You would never go scuba diving without a wet suit and you wouldn't walk into a snowstorm without boots. Yet on any given day at the gym, I am bound to see at least one ambitious jogger on a treadmill with flip-flops and jeans on! This post is dedicated to you love, as I wonder how anyone could workout without the appropriate dress?
When it comes to addressing certain conditions or settings, clothing plays an important role in ensuring both our safety and maximizing our performance. However, at times we skip out on the very clothing that is supposed to endure mass amounts of motion, impact, and sweat from our workouts. Though you don't need to invest hundreds of dollars in gym attire, it's important to note how clothing is a matter of function and not just fashion when exercising.
I learned my lesson about gym wear the hard way. Back in my undergrad and even recent grad days, funds were too low for checked marked tanks and tees. Instead, all of my stuff was recycled from high school. Ya girl was making it work with old 100% cotton volleyball tees and P.E. gym shoes until I was able to upgrade to Champions tanks and leggings from Target (clearance only though).
"So what? You're saying I need brand name clothing to be fit?!" No, no, no, not even. But I am saying there is a noticeable difference when you skimp out on attire that is meant to support your physical needs.
Out of college I was still using 4+ year old shoes to run indoors, outside, and do HIIT exercises 6x a week. My shoes racked up miles quickly and wore and tore to a degree not entirely seen by the naked eye. Weather, moisture, stretching, impact absorption etc. were aging my shoes faster than I thought. It wasn't long before I started to develop injuries. Sharp pains across my shins, tightness along my quads, and finally aches at my hip. Past experience would tell me I just needed to ice and rest but these injuries would persist. I would spend months trying to rehabilitate myself by working out less frequently, foam rolling, stretching, you name it. It wasn't until a running friend took notice of my prolonged struggle that he inquired whether my shoes were the culprit.
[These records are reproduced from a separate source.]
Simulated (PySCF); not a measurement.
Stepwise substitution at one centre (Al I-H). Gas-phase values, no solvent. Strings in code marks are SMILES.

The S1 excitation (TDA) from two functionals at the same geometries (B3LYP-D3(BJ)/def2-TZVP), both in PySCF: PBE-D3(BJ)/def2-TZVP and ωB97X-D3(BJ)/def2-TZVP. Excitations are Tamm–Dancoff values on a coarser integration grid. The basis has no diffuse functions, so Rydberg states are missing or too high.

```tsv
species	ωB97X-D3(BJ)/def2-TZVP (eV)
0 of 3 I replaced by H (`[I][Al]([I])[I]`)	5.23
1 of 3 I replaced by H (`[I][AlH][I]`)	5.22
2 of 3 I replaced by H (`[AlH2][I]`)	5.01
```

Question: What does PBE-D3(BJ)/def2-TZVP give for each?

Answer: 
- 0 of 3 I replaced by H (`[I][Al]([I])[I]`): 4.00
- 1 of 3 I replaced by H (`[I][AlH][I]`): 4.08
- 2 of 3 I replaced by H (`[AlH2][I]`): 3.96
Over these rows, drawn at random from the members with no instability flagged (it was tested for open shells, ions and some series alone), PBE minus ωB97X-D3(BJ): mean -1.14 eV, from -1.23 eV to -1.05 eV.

I never thought my shoes could be the source of so many issues. After just a couple Google searches, I learned about the relatively short life span of gym shoes, it's impact to running form, and that most running shoes are designed to provide the appropriate foot support for different exercises. Bruh, I felt like an idiot! But doing this research was a game changer for me.
That week I went to a running store for the first time in my life. I went to a store called Runner's Gate in Minneapolis and had no idea what I was walking into. At Runner's Gate they watched me walk naturally, run naturally on a treadmill, and asked me what I tend to experience when I run. 40 minutes later, I walked out with a pair of ($150) running shoes that addressed what they identified as wobbly ankles, inward collapsing feet, and toe running. I PROMISE YOU, my injuries subsided within 2 weeks of running with my new shoes.
Throughout the years, I experienced similar moments with other articles of clothing. When I was training for a 10K, I struggled with managing the heat and sweat from my body with the cold winter temperature outside until I got hyperwarm pullovers and gloves. When it started to get darker earlier in the Fall, I used reflective clothing and wearable lights to make myself more visible to bikers and cars. And when I started to lift more, I got weight training gloves to help me keep a stable bar grip and avoid callouses.
So today, I truly believe that the clothing you choose to workout in has a greater impact than you may think. Spanning from managing injuries to increasing comfort, the right attire can help maximize your performance. Just be sure to keep things within budget through employee friend discounts, binge shopping during holiday deals and season shifts, and shopping at outlet stores.
Do you have old shoes or tanks that are due for a replacement? What workout clothing malfunctions have you experienced?